The party was over. Yet some were still trying valiantly.
"No Closing," exclaimed a cherry red billboard on the side of the two-lane highway as I steered my rental car away from the lone airport in Ibiza, Spain. "The Party Goes On."
But, no, it didn't. Not really. And that's why I was visiting Europe's dance-party capital in fall.
During the height of summer, Ibiza teems with Europeans who crowd into vast nightclubs to ingest questionable substances and dance until morning. After sleeping all day, the story goes, they wake up and do it again. And again. And maybe one more time. And then they go home.

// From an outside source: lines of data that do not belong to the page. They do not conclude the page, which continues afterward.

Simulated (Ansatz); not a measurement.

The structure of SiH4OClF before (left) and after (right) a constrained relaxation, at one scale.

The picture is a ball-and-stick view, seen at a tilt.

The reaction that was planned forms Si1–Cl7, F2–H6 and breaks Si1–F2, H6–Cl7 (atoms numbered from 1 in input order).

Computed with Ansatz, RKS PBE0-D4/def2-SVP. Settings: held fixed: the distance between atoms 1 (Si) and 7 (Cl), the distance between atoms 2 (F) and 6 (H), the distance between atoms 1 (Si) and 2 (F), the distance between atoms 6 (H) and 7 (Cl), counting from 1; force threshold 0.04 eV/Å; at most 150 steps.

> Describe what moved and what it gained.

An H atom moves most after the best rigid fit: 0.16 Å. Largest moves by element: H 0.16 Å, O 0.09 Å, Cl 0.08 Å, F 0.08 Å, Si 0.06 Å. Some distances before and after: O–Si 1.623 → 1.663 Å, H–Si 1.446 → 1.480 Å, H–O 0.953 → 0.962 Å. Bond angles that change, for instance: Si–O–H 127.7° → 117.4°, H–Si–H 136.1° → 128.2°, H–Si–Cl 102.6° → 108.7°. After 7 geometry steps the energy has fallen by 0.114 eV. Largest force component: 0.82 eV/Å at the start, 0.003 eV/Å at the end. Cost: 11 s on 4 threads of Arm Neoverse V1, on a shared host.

From October to May, the boompboompboomp of those thunderous nightclubs drifts largely away, and the island returns to a place celebrated for its subtler charms: rocky coasts, swooping, pine-studded hills and thousands of years of history in the midst of the Mediterranean Sea.
Warm with the knowledge that the party people were back home, I rolled down my windows to take in the sweet-salty air and made the 10-minute drive to Ibiza City, the island's largest city. It has been continuously inhabited for nearly 3,000 years, which makes it one of Europe's oldest cities.
Ibiza City seemed immediately familiar and like so many well-preserved European haunts, where twisting one-way streets are flanked by stone sidewalks and stucco buildings and where boys kick soccer balls in a tree-shaded plaza surrounded by restaurants and cafes. Up the hill, at the city's highest point, sat the Old Town, circled by a mighty stone wall. Down at the marina, the tall spines of sailboats swayed in a 70-degree breeze.
Though the party people were home, I was still surprised at what I heard in the heart of the Old Town at 12:30 a.m. on a Saturday morning when awakened by jet lag: absolutely nothing.